Tuesday, March 13, 2007

Why Your Home Isn't the Investment You Think It Is


I have been looking at homes and housing markets in Jacksonville to plan for a prospective home in the early future. Looking at the way the city is set up and the way of life that people are accustomed to, I should either buy a condo at the beach, or a single family home (an independent home siting on a private lot). Condos at the beach go for over $400,000 which make them above my price range. Now that I know that a single family home is my aim, what should by budget be? What drives my budget? A monthly mortgage payment, of-course. What should my mortgage be? I would be comfortable with a low $1000 mortgate payment including taxes and insurance. So, I have created a spreadsheet that you can view here .

I also came across an article in today's wall street journal that speaks about why some people bank too much on their homes as a nest egg (retirement fund) and why that is not the right thing to do. Some people think buying is better than renting.

Here is a part of the article. I hope I am not infringing on copyrights doing this:
Q: But it's certainly better to buy a house than to pay rent.

A: That depends on when you buy, and how long you own. Buy at the wrong time -- like during the kind of buying frenzy that much of the country has just experienced -- and you could well end up wishing you had rented instead.

Boom market or bust, home buying has so many extra costs -- from upfront "points" paid to a lender to title insurance and appraisal fees -- that over the first five to seven years, a renter who invests the equivalent of a down payment in stocks could easily do better overall than a house buyer. Compounding that problem: Most homeowners move within seven years.

As the ownership timeline stretches out to 15, 20 or 30 years, however, the buyer will almost certainly do better than the renter, especially given the tax benefits of paying mortgage interest over traditional rent and the big rebate when the owner finally sells.

But the typical buy vs. rent argument clouds the more important point: A house is an inefficient way of building wealth.

Q: But I have to live somewhere! And I have to pay something for a place to live. Certainly it's better to pay "deductible" mortgage interest than rent.

A: Buying a house with a long-term mortgage is just another form of renting.

Mortgage interest is rent that you pay to your lender for the use of its money rather than to a landlord for the use of his house. Yes, the government picks up a portion of that with the tax deduction, but most of your monthly payment neither builds equity nor is deductible. It just goes down the same black hole that sucks up any other renter's money. And it takes 20 years before a typical borrower pays more principal each month than interest.
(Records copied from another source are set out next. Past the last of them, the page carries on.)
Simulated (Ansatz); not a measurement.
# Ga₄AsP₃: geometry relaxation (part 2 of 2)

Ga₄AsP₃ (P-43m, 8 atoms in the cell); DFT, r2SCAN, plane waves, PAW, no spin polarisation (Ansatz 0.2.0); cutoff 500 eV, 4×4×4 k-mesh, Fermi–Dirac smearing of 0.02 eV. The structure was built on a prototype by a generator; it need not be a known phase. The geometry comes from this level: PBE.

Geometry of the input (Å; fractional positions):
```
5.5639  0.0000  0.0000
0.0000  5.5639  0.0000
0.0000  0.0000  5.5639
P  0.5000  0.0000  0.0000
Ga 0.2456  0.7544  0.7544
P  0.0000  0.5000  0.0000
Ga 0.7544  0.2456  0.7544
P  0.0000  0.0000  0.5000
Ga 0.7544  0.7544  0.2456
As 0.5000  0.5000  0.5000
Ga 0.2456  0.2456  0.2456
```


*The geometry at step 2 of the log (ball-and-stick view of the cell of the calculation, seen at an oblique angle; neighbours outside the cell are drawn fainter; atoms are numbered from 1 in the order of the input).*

"I have to pay something" is a rationale that home buyers use for going deeply in debt and paying tens or hundreds of thousands of dollars in interest to buy a house that, they mistakenly believe, will make a big profit for them down the line.


These two answers made sense to me and got me thinking. The spread sheet was an outcome of that thinking process. I just hope I make prudent financial decisions. I thank all my friends and colleagues for their patience that are current home owners / renters that I keep pestering with my many small questions on home-ownership.


Update, April 2007:
My further investigation here: link

1 comment:

Anonymous said...

You are missing a key point here. If you finance your home with an interest only loan, you will pay less than renting to live in a likely appreciating asset, while maximizing your tax deductions. This is teh best of both worlds. Less near term cash outflow,(which you could invest in the market), and an equity stake in an appreciable asset. Of course yoru house could depreciate, but so could your stocks. In addition, for your low low down payment on $100,000 house you can earn 2% -20% on that entire amount, while investing that down payment of let's say $20,000 ,you only earn maybe 11% in the market on that 20k. This is what the stock broker boys and girls never fully disclose, and why real estate has and always will be a nearly gauranteed form of wealth creation.